When the Austrian director Michael Haneke picked up his Oscar for “Amour” last year, he was all smiles. The acclaim for “Amour” offered classical music lovers something to smile about as well, since Haneke’s sensitive use of Schubert is essential in making the disturbing story about aging engrossing and moving.
Operagoers in Madrid, however, were maybe a little more inclined to frown that Oscar night, given that Haneke was not on hand to take a curtain call for his inspired new production of Mozart’s “Così fan Tutte” at Teatro Real. That production is now on DVD and Blu-ray. It is Oscar quality, and this weekend is an excellent time to catch up with it, given that Friday night the Los Angeles Philharmonic unveils its own new production of Mozart’s opera at Walt Disney Concert Hall.
Expectations run high for this conclusion of the orchestra's cycle of the three late Mozart comic operas with librettos by Lorenzo Da Ponte, conducted by Gustavo Dudamel, directed by Christopher Alden and, this time, with sight-specific sets by Zaha Hadid and costumes by Hussein Chalayan.
Of all Mozart’s operas, “Così” is the most ambiguous and thus most open to different interpretations. Whatever Alden and crew come up with will invariably be vastly dissimilar to Haneke’s elegantly cinematic approach.
The Disney Da Ponte cycle is in fact practically film-proof. None of the operas have been documented. The productions are about being in the present moment. Haneke’s “Così,” on the other hand, is hard to imagine working as well in the theater as it does on the screen.

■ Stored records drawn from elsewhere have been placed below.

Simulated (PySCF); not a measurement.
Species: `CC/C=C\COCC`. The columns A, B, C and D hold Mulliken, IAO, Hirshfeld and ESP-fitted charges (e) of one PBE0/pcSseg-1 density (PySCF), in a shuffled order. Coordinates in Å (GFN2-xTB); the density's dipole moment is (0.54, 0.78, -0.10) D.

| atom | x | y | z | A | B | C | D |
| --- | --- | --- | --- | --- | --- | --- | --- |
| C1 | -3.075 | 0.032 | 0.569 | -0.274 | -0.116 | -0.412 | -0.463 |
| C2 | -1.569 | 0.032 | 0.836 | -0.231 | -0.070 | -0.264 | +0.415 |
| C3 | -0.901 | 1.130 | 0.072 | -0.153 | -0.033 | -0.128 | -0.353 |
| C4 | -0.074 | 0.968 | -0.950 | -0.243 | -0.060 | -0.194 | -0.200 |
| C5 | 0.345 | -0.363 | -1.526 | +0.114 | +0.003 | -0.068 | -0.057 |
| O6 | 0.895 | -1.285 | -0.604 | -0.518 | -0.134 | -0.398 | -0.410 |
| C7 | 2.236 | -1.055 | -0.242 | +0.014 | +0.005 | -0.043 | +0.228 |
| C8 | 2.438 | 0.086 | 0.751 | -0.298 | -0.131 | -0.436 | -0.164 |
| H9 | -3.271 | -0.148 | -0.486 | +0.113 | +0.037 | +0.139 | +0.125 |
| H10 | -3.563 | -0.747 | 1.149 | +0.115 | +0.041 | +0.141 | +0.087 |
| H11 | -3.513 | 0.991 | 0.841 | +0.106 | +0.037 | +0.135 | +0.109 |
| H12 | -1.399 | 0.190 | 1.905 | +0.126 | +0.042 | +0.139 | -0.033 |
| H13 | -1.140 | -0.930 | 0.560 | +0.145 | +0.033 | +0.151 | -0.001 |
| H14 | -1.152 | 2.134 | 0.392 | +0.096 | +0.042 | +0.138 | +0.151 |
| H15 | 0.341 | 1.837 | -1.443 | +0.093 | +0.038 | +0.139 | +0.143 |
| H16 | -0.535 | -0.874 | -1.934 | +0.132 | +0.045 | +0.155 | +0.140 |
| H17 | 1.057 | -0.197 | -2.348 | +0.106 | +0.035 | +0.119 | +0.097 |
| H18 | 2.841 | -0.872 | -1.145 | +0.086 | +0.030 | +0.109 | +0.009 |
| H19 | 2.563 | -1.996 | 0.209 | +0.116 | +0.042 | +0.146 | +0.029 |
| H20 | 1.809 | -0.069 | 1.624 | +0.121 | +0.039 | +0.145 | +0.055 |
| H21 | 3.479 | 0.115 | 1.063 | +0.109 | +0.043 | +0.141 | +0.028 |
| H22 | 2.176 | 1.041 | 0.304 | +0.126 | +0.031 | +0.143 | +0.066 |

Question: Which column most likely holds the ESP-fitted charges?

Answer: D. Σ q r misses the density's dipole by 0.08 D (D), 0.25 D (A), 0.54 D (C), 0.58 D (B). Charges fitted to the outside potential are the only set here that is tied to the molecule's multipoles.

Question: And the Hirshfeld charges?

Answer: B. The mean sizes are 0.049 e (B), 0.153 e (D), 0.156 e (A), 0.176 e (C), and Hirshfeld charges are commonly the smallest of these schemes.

The set is one of those stunningly minimalist modern European interiors that he often enjoys using in his films. Most of the characters wear modern dress, but some are coated and bewigged in 1790 fashion from when the opera was written. The late 18th century was the start of the sexual revolution, and Haneke reveals just how little has changed when it comes to sexual politics.
We may think we now reveal more of ourselves in the post-Freudian age of social media disclosers and all that. But when it comes to lovers, the greatness of “Così” is how it shows that we are simply not fully wired to know what is going on with our own hormones at all times.
Da Ponte, a Lothario in his own right, debates the rights, wrongs and necessities of dalliance. Mozart offers musical perspective into uncertainty. And Haneke's rivetingly theatrical, brilliantly acted, well-sung and visually stunning production with a terrific but non-stellar cast, conducted by Sylvain Cambreling, provides a study in facades, drawing an exquisitely fine line between questioning and accepting.